I took a preliminary look at the November 2008 San Francisco RCV elections.

There were 7 Supervisors elected. 3 elections found a majority in the first round.

In the remaining four, no majority was found after transfers, I haven't looked at all of them in detail, but one was on the order of 40%.

In no case did the first preference leader fail to win.

This is seems to be typical of nonpartisan IRV. So far, no comeback elections, excepting a partisan election in Pierce County, Washington, out of what must be approaching forty elections.

This appears to be normal: most of the time, when a majority isn't found in the first round, no majority is found after vote transfers (except for the "last round majority," which isn't a majority of the votes and is a mathematical certainty from the method, which essentially discards all votes which aren't for the top two).

Further, in nonpartisan elections, the preference order in the first round tends to be maintained after transfers. No reversals have been seen. In Top Two Runoff elections, reversal takes place roughly one-third of the time.

I have the ballot image files for the "instant runoffs" from San Francisco. Rather irritatingly, they don't have the files available from the districts where there was a first round majority; but those results might be in the overall result file that I also have, I haven't looked at it yet.

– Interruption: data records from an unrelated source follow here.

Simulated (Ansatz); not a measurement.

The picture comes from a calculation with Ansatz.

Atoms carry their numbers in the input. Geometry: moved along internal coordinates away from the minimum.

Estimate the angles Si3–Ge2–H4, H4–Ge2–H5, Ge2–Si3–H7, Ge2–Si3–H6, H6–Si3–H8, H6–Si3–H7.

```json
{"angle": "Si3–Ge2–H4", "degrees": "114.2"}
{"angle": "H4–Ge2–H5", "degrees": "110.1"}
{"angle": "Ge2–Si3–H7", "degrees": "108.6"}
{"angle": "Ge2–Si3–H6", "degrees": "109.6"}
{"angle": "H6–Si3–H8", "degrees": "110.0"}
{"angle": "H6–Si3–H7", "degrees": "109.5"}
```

San Francisco could have replaced their prior TTR system with Plurality; the results would have remained the same. However, previously, there were comeback elections where the runner-up did win. IRV eliminates that, in nonpartisan elections, almost entirely. I say "almost" not because I've seen an exception, but because the vote gaps do reduce, sometimes, and in a very close election, a "comeback" could occur. It's clearly rare with IRV.